A former sports car racing driver and team owner have been sentenced to prison terms this week following separate charges in Florida and Connecticut courts.
Henri Zogaib (pictured, above), a former GRAND-AM race winner, was sentenced Thursday to 15 years in state prison after pleading guilty to a first-degree felony regarding white-collar crime.
The 40-year-old, who stood before Judge Hutcheson at the Volusia County Courthouse this morning, was first arrested in 2010 on charges of operating a Ponzi scheme that impacted a number of people within the the motorsports industry, including former co-driver Ryan Dalziel, team owner Peter Baron, as well as J.C. France and A.J. Allmendinger.
Zogaib pled guilty in December to the charges and did not go on trial as a result. His sentence also includes 15 years of probation following his prison term, as well as immediate restitution to affected parties, including Dalziel and his father, who had invested $550,000 with Zogaib.
Court documents show there were a total of 33 investors involved in Zogaib’s Ponzi scheme. There have also been three civil suits against Zogaib.
Dalziel and Zogaib won the GRAND-AM race at Mazda Raceway Laguna Seca in 2008, driving a SAMAX Riley-BMW DP. The Peter Baron-led team was forced to close up in 2009 before returning under the Starworks Motorsport banner the following year.

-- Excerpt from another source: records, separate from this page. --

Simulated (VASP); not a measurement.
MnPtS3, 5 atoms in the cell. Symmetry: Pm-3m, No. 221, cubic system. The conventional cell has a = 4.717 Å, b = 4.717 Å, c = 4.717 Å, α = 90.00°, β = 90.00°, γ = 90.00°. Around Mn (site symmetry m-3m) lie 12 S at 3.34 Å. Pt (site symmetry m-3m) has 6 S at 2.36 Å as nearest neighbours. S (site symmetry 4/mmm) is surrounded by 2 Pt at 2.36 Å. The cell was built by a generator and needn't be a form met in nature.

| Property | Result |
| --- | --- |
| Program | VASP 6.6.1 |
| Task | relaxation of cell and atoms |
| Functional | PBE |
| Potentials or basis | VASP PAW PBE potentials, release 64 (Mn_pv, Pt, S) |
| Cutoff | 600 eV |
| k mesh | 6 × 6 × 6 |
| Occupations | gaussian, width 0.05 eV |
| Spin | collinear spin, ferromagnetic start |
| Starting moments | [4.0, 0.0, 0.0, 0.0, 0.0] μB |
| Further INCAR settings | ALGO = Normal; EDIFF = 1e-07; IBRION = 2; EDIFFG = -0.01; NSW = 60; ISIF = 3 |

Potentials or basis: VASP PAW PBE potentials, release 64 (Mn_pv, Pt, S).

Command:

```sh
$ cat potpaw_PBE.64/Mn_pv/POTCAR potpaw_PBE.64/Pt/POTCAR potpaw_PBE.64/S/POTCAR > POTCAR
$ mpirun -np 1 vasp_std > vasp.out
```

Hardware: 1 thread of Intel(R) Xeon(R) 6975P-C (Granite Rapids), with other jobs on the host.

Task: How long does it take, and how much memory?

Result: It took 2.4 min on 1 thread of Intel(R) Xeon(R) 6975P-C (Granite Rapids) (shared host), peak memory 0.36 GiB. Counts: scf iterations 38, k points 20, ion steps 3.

Gregory Loles, meanwhile, was sentenced Wednesday to 25 years in federal prison for mail, wire and securities fraud as well as money laundering, according to the U.S. Attorney’s office.
Loles, who was a co-owner in the Farnbacher Loles Porsche team that competed in the American Le Mans Series and Rolex Sports Car Series, was arrested in 2009 on charges of embezzling more than $2 million from St. Barbara’s Greek Orthodox Church in Orange, Conn.
According to the New Haven Register, Loles defrauded more than 50 victims for an estimated total of more than $27 million, including $14 million from a single family in Greece.
Loles, 54, has been incarcerated since Dec. 15, 2009, will receive credit for his time already served. He was the majority owner of Farnbacher Loles Racing and various other automotive-related businesses, which had shuttered operation following his arrest.